He said including gender identity as a protected class was never discussed in the public forum and was never shown as a class of people who needed protection from discrimination, which he said is important “because there are so many classes of people we discriminate against” but are not protected.

For instance, “if you’re an 18-year-old girl and you’re ugly” and want to get a job at a nice women’s clothing boutique in the mall, chances are she won’t get the job. Discrimination against ugly people “happens 1,000 times more often” in employment than discrimination against people who gender identify as one sex or another, he said.

“The thing is, we allow it … because we don’t want to take away the rights of the employer to hire who they want.”

Clark thinks homosexuality has become an accepted alternate sexual orientation and appropriate discussion is taking place, “but when you get to those areas of gender identity or sexual expression you’re talking about something completely different.”

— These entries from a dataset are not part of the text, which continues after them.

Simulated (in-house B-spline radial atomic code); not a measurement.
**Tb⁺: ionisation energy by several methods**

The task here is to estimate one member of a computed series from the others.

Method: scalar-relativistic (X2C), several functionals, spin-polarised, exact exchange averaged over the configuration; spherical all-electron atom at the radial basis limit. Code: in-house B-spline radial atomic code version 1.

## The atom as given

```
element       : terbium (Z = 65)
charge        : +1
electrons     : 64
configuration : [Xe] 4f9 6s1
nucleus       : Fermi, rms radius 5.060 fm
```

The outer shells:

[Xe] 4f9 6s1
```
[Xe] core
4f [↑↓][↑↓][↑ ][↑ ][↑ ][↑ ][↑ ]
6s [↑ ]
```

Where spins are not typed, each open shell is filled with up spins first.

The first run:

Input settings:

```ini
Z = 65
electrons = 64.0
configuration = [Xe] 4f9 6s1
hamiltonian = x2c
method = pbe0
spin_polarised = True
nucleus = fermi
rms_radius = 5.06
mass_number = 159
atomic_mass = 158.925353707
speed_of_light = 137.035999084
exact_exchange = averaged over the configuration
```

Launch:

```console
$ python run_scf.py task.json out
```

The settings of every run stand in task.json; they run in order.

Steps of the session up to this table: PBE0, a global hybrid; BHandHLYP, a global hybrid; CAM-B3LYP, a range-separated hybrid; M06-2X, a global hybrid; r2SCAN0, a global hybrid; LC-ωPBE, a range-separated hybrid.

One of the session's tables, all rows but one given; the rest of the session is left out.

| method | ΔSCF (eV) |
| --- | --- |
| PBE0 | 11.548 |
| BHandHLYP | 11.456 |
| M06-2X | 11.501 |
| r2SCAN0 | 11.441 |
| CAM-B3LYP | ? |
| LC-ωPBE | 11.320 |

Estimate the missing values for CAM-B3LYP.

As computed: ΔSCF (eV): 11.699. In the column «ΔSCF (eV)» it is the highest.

Thorne said there is a “tipping point” on most societal issues where a majority of people realize a certain position on a social issue is a good, progressive step and not a minority issue. “With any civil rights history there has been a progression from basic acceptance to full participation,” he said.

Mike Thorne and Jim Theberge, right, sit with their three-year-old son Nate at their home in Cape Elizabeth. If Maine’s gay rights law is repealed Nov. 8 Thorne said Maine would “be this island of intolerance in the whole Northeastern United States.”